Lee,

I was not sure what to post here. I ended up writing about 1000 words ranting on about multithreading and shared resources. I will give you the shorter version (under 350 words ;-) ).

Here are my thoughts:

1) Xerces DOM is not thread safe. I believe over 90% of the XML use in the Java Enterprise today is using this API. So perhaps you should rethink your previous comment:

However, this also limit the usage of DOM4J in any enterprise-wise
applications, and I didn't aware of any other xml document structure with
the same limitation...

Please look over the FAQ for Xerces at http://xml.apache.org/xerces2-j/faq-dom.html .


<snip>

Is Xerces DOM implementation thread-safe?

No. DOM does not require implementations to be thread safe. If you need to access the DOM from multiple threads, you are required to add the appropriate locks to your application code.

</snip>

So to disspell any misconceptions...

DOM4J IS A GREAT API FOR DOING ENTERPRISE WIDE XML APPLICATIONS !
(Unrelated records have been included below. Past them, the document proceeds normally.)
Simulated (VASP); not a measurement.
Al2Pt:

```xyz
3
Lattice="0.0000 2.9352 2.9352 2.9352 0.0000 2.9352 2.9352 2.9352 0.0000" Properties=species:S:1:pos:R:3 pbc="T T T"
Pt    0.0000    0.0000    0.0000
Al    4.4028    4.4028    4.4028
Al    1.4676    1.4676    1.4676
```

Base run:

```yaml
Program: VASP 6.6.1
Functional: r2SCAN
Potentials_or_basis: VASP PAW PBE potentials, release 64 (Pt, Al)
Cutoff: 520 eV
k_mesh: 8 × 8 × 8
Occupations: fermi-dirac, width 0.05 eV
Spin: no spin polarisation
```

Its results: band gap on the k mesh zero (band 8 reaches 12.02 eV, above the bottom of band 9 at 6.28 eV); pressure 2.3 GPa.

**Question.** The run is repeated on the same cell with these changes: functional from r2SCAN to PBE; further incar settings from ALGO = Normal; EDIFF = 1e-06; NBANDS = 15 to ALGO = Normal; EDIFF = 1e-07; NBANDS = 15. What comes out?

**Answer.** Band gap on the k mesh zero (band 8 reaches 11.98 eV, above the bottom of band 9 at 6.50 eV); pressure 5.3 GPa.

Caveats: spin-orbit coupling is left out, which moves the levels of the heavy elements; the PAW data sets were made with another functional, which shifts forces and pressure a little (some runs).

2) I see a theme throughout the posts. Shared resources in a multithreaded environment.

I recommend reading Patterns in Java Volume 1 and focus on the Producer-Consumer pattern and put on its queue an object that is from the command pattern. The command object should have a copy of the data needed to execute the "sub-job". The copy will avoid thread locking issues. And if you decide in the future to modify the "Producer" of these "sub-jobs" you will not have to modify the "Consumer" that handles the tasks.


3) For the simplest design, I am glad it is implemented the way it currently is. Otherwise I would be paying a big penalty for using synchronization when I don't need it.


4) I believe you are suffering from a design issue that exposes a tightly coupled design. The reason folks don't like to perform Two-Phase-Commits against multiple resources, is....
yes, performance. Please do not suggest that the remaing 90% suffer from you enhancement request.


5) I hope that using the "NonLazyDocumentFactory" is an effective work around. But I wonder if you are taking advantage of decoupling and allowing your multiple threads to run without blocking on your resources.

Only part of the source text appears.